Arc Week Season 1, Ep. 4: When Arcs Attack; Defending Yourself from an Arc

Tyndale presents Arc Week: a unique, week-long educational look at the world of arc flash hazards through the lens of Shark Week. Join Scott Margolin – our dedicated technical expert by day and passionate shark enthusiast in his free time – for engaging, memorable parallels that bring important lessons about risk protection and PPE to life.
Catch it all: Season 1,
Season 2.


Sharks are miraculous hunters, but they’re nowhere near as dangerous to humans as TV and movies would have you believe. The fact is, electric arcs injure more people each year in the United States than sharks do – and usually more severely.

Interestingly, almost none of the shark attack injuries are suffered by people who intentionally encountered sharks as part of a planned shark dive, but the opposite is true for arc flash victims. Most arc flash injuries in the United States actually happen to people who knew they were at risk and didn’t take the proper precautions.

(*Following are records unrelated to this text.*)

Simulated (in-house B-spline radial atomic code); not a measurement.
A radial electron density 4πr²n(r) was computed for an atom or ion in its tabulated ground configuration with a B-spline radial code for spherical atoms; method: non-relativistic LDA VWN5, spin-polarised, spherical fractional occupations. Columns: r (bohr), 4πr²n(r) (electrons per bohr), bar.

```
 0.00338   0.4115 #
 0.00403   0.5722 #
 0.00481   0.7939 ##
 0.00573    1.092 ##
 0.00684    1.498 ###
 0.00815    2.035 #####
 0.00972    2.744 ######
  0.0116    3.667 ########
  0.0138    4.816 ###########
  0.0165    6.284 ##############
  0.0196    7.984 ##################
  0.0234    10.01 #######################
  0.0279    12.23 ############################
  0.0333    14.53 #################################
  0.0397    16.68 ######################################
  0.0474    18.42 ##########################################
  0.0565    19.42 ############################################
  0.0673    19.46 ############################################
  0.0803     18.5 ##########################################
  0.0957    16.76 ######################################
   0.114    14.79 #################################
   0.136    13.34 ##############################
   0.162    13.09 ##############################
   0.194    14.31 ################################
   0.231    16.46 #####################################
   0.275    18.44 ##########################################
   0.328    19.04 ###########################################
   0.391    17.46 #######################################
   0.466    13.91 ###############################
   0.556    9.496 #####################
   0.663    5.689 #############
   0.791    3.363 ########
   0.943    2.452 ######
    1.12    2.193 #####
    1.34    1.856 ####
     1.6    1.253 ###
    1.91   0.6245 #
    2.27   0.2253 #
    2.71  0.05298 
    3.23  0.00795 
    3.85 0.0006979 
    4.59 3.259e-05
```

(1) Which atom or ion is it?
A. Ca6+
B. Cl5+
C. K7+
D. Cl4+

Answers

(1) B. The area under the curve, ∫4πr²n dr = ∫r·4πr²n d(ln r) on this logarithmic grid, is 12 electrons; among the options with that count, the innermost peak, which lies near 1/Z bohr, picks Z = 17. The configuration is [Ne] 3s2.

Why is that, and what can we do about it? Scott Margolin – our resident arc flash expert who has also spent 30 years diving with some of the world’s most dangerous sharks in his free time – explains:

  • Shark bites during planned shark dives are rare because when they know they’ll be encountering the potential for a shark bite, shark divers emphasize behavioral safety and wear the appropriate PPE.
  • In contrast, most arc flash injuries and fatalities occur when workers were working energized – that is, in an arc-infested work zone – while wearing flammable clothing or improperly wearing AR clothing.
  • In an arc flash, it’s rarely the arc flash itself that causes the most catastrophic injuries and deaths. Instead, clothing that is not arc-rated (AR) or flame resistant acts as fuel, igniting and continuing to burn against your skin when the thermal hazard is over.
  • We can significantly reduce or eliminate burn injuries from the equation by replacing flammable clothing with AR clothing. Unlike flammable clothing, AR clothing will not ignite or continue to burn once the thermal hazard is over. It also dramatically reduces or eliminates burn injury because it also insulates you from the hazard.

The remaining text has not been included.